It's the 1920s and Joe Coughlin (BEN AFFLECK) is a low-level Boston criminal who turned to crime after returning from WWI despite his father, Thomas Coughlin (BRENDAN GLEESON), being a longtime cop. While he wants no part of the rum battle occurring between the Irish mob boss, Albert White (ROBERT GLENISTER), and Italian mafioso Maso Pescatore (REMO GIRONE), Joe is having a fling with Albert's girlfriend, Emma Gould (SIENNA MILLER), who he also uses as his "inside man" to pull off various heists. That doesn't end well for her, which also holds true for a bank robbery that results in the deaths of several police officers and Joe being sent off to prison for several years.

When Joe gets out, he wants revenge on Albert who's now operating out of Tampa, and thus aligns himself with Maso who sends him there to undermine his rival. Joined by one of his past associates, Dion Bartolo (CHRIS MESSINA), Joe meets with Cuban cigar business siblings Esteban (MIGUEL J. PIMENTEL) and Graciela Suarez (ZOE SALDANA) and tries to have them break ties with Albert. While the Boston criminals agree to criminal activity constraints set by local sheriff Chief Figgis (CHRIS COOPER) -- whose daughter, Loretta (ELLE FANNING), is headed off to Hollywood to be an actress -- they run afoul of Figgis' brother-in-law, RD Pruitt (MATTHEW MAHER), and his KKK cronies who don't take kindly to anyone whose ethnicity doesn't match theirs.

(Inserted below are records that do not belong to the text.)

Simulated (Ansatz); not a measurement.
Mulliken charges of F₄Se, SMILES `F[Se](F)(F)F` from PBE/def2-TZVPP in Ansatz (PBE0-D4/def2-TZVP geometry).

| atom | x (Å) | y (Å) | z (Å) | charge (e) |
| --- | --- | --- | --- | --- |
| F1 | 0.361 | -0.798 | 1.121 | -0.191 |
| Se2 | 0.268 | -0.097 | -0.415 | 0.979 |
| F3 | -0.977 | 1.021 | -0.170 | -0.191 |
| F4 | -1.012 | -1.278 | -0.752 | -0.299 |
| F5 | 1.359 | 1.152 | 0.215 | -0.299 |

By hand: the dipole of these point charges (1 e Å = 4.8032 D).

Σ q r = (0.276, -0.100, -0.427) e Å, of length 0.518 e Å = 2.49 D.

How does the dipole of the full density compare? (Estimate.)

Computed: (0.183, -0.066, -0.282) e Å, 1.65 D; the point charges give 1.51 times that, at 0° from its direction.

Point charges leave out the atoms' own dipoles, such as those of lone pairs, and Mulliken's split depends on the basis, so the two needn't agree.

As they get their booze operation up and running and start building a casino, Joe and his team must not only contend with those men and Maso's son, Digger (MAX CASELLA), being sent to oversee the operations, but also Loretta who's returned to Florida a changed woman and is against gambling and other sins based on her newfound evangelism.

OUR TAKE: 4.5 out of 10
I imagine a lot of today's young people don't realize how easy they have it compared to their predecessors nearly a century ago. Nowadays, and with new technology popping up seemingly every week, someone can create a product or business, get it in front of thousands or millions of people (sometimes with next to no marketing budget) and then become millionaires and even billionaires in a relatively short amount of time.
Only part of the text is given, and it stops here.